Five days after the hearing, on June 29, 2020, and prior to the issuance of a written order by the trial court, Shankar filed the notice of appeal in this matter.
E. July 2, 2020 Hearing
On July 2, 2020, the trial court issued an order after hearing based on the June 24, 2020 hearing. Consistent with its June 24, 2020 minute order, the trial court ordered Shankar to make monthly child support payments of $1,616 beginning November 20, 2019. The order stated this amount was "based on the proof provided regarding [Shankar's] [h]ealth insurance premiums and Mother's itemized deductions for real property taxes and mortgage interest and Mother's rental income." The order referenced Shankar's opposition filed on December 24, 2019, deemed it a request for reconsideration, and denied it.
II. DISCUSSION
Shankar asserts a variety of claims on appeal. He generally contends that the trial court and the Department erred in the calculation of the monthly child support amount. Shankar also asserts the trial court wrongfully twice ordered his removal from the courtroom, once at the December 2019 hearing and once at the June 2020 hearing. Not all of Shankar's assertions are cognizable in this appeal. We first examine our jurisdiction and then analyze Shankar's contentions that fall within its scope.
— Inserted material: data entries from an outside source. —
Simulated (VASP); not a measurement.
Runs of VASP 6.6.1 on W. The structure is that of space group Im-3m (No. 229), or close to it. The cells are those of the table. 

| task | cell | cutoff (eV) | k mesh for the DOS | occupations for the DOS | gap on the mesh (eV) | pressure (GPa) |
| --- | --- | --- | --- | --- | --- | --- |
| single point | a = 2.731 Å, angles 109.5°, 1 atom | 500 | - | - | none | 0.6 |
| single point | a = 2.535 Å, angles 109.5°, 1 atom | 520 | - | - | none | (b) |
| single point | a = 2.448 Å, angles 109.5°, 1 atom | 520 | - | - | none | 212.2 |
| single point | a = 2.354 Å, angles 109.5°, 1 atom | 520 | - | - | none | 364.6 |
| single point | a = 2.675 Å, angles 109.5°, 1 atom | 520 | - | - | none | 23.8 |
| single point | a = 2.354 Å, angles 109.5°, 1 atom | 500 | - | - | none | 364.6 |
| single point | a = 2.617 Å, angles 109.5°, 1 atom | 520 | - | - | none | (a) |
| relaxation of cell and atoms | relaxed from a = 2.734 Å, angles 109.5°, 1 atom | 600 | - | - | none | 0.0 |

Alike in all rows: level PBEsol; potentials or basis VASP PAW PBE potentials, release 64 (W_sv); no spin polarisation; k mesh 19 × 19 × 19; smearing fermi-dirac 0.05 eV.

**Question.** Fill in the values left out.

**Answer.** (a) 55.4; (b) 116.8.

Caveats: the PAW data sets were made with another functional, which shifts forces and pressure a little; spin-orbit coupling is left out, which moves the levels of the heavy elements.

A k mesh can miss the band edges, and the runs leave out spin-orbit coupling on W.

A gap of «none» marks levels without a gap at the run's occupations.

A. Jurisdiction and Scope of Appellate Review
The notice of appeal defines the scope of an appeal by identifying the judgment or order being appealed. (Cal. Rules of Court, rule 8.100(a)(2); see Morton v. Wagner (2007) 156 Cal.App.4th 963, 967.) In this matter, Shankar has filed one notice of appeal. It purports to appeal orders entered on December 17, 2019, and June 24, 2020. Those dates correspond to the dates of hearings and associated minute orders. The trial court subsequently issued final orders on February 4, 2020, (for the December 17, 2019 hearing) and on July 2, 2020, (for the June 24, 2020 hearing).
The Department notes that Shankar's opening briefing appears to challenge the April 11, 2017 stipulation and order, as well as the February 4, 2020 and July 2, 2020 orders. The Department asserts our review of the 2017 order is jurisdictionally barred. Although we agree we would have no jurisdiction over an appeal of the 2017 order on timeliness grounds (Cal. Rules of Court, rule 8.100(a)(2)), Shankar does not appear to raise any substantive claims of error related to that order.
The Department contends Shankar's appeal of the February 4, 2020 order is moot, as that order was effectively superseded by the July 2, 2020 order. We agree.
The February 4, 2020 order specifically stated that it was "subject to [Shankar] providing proof of the health insurance amount and the Mother providing proof of the property tax and mortgage interest" to the Department and Shankar within 30 days, "[a]fter which, the Department [] is authorized to recalculate the child support if the difference is $50.00 and/or 20 [percent]." Six days later, the Department submitted additional proof and information based on the specified information in the order and submitted a recalculated child support amount, which the trial court ultimately accepted when it entered its July 2, 2020 child support modification order.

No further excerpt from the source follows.